The “Cadillac of Mailboxes” Arrives in N.Y.C.

It’s not Amazon that’s hurting the postal system—it’s mail fishing.
Illustration by João Fazenda

President Trump seems awfully worried about the financial state of the United States Postal Service. He thinks the culprit is Amazon. “This Post Office scam must stop,” he tweeted. “I am right about Amazon costing the United States Post Office massive amounts of money for being their Delivery Boy!” Maybe no one has told Trump about what is arguably the Postal Service’s most pressing crisis.

“It’s called mailbox fishing,” Phil Bartlett, the inspector in charge at the New York division of the U.S. Postal Inspection Service, said recently at the agency’s headquarters, on West Thirtieth Street. On a table in front of him was a small bottle of Tropicana cranberry juice. It was coated in a viscous white goo, and a black shoelace had been knotted around its neck. “This is actually a fishing device,” he said, touching the bottle. “It’s very sticky, as you can see. It’s rat glue.”

Mailbox fishing—as distinct from phishing—refers to a low-tech kind of mail theft that has spiked in recent years. In 2015, letter carriers began to notice that the standard blue sidewalk mailboxes in some Bronx and Manhattan neighborhoods had been smeared with gluey substances. An uptick in mail theft—stolen checks, cash, money orders, and gift cards—followed.

Bartlett, who wore a gray suit and a striped tie, and who speaks with a hint of a Boston accent, lifted the bottle by its shoelace lead. Crooks, he said, “lower it into the box, and they jig it around”—he flicked his wrist so that the bottle bobbed in the air—“and they get the mail to stick to it. Then, when they pull it out of the box, they have access to the mail.”

Perpetrators use various methods to alter checks once they’ve fished them out. Bartlett said, “There’s products out there, things like Ink Away, or sometimes nail-polish remover. Or they soak them in a solution containing brake fluid.” Then they’ll reissue the checks to somebody else. Alternatively, Bartlett went on, “they just take the bank routing number and the account number. You can buy software and make a counterfeit check.”

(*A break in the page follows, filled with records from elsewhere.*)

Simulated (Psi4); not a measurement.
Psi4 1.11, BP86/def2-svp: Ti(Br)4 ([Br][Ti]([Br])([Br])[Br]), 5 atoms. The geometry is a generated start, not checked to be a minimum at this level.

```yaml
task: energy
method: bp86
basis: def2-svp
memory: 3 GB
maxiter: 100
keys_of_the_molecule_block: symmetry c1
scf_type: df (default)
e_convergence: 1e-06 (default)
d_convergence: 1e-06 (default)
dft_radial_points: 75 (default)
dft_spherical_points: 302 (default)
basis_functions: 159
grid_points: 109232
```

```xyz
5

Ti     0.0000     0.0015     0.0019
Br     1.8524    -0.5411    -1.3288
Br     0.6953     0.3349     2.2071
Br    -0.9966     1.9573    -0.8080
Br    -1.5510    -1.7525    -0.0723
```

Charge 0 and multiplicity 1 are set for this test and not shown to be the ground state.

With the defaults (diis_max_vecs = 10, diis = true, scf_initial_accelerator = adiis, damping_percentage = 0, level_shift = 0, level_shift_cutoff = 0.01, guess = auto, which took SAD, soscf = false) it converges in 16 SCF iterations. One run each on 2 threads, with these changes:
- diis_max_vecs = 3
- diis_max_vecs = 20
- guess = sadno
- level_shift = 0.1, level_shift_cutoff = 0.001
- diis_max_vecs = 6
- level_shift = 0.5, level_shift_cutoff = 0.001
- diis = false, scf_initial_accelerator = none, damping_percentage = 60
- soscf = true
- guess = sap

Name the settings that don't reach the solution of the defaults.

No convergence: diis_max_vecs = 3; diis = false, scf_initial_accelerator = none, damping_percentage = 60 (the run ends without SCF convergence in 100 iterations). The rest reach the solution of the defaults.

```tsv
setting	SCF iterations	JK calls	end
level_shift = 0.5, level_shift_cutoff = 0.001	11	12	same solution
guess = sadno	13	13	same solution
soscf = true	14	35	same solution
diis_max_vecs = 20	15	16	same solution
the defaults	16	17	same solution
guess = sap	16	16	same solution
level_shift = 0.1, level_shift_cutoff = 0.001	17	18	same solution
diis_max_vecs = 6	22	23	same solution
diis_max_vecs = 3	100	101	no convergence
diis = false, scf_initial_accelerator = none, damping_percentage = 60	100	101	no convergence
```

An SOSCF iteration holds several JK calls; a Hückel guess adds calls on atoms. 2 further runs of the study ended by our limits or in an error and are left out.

In response, the Postal Service has been partnering with the police to stake out street mailboxes. “We catch the knuckleheads out there actually fishing and arrest them,” Bartlett said.

The U.S.P.S. has also begun the painstaking process of replacing or retrofitting every blue mailbox in the city and some surrounding suburbs—roughly seven thousand boxes in all—with features designed to thwart fishing attempts. The new model looks identical to the old one, except that instead of a wide hinged opening there is a narrow slit, three-eighths of an inch high. Anyone mailing multiple letters will no longer hear the satisfying shuffle and thunk of envelopes hitting the pile inside. Letters have to be inserted into the “skinny slit,” as Bartlett calls it, one or two at a time. The new boxes are also equipped with internal anti-fishing mechanisms, which, for security reasons, Bartlett declined to describe.

Downstairs, a shipment of several dozen new mailboxes had recently arrived. An unwrapped box, coated in graffiti-resistant paint in a shade called Postal Blue, glinted in the afternoon light.

“New York deserves a box like this,” Bartlett said, patting its curved top. “This is the Cadillac of boxes.”

A few weeks later, a small flatbed truck pulled up beside a rusty old mailbox in the Fordham Manor neighborhood of the Bronx. Two Postal Service workers got out. One, Joffre Taylor, crouched beside the old box. “1988,” he said, reading numbers off the side. He wore a purple hooded sweatshirt, a down vest emblazoned with the letters “USPS,” and protective gloves. A master key hung from a gold chain at his waist. Using a power drill, he began to remove the bolts securing each of the box’s legs to the concrete, sending up clouds of dust.

Meanwhile, his partner, Hakim McPhee, who had on layered hooded sweatshirts, removed a new mailbox from the truck and shimmied it to the curb. The two men used special bolts, which can’t be removed with regular tools, to anchor it to the pavement. McPhee said that, to pry a box loose from the sidewalk, “some people back their cars into it.”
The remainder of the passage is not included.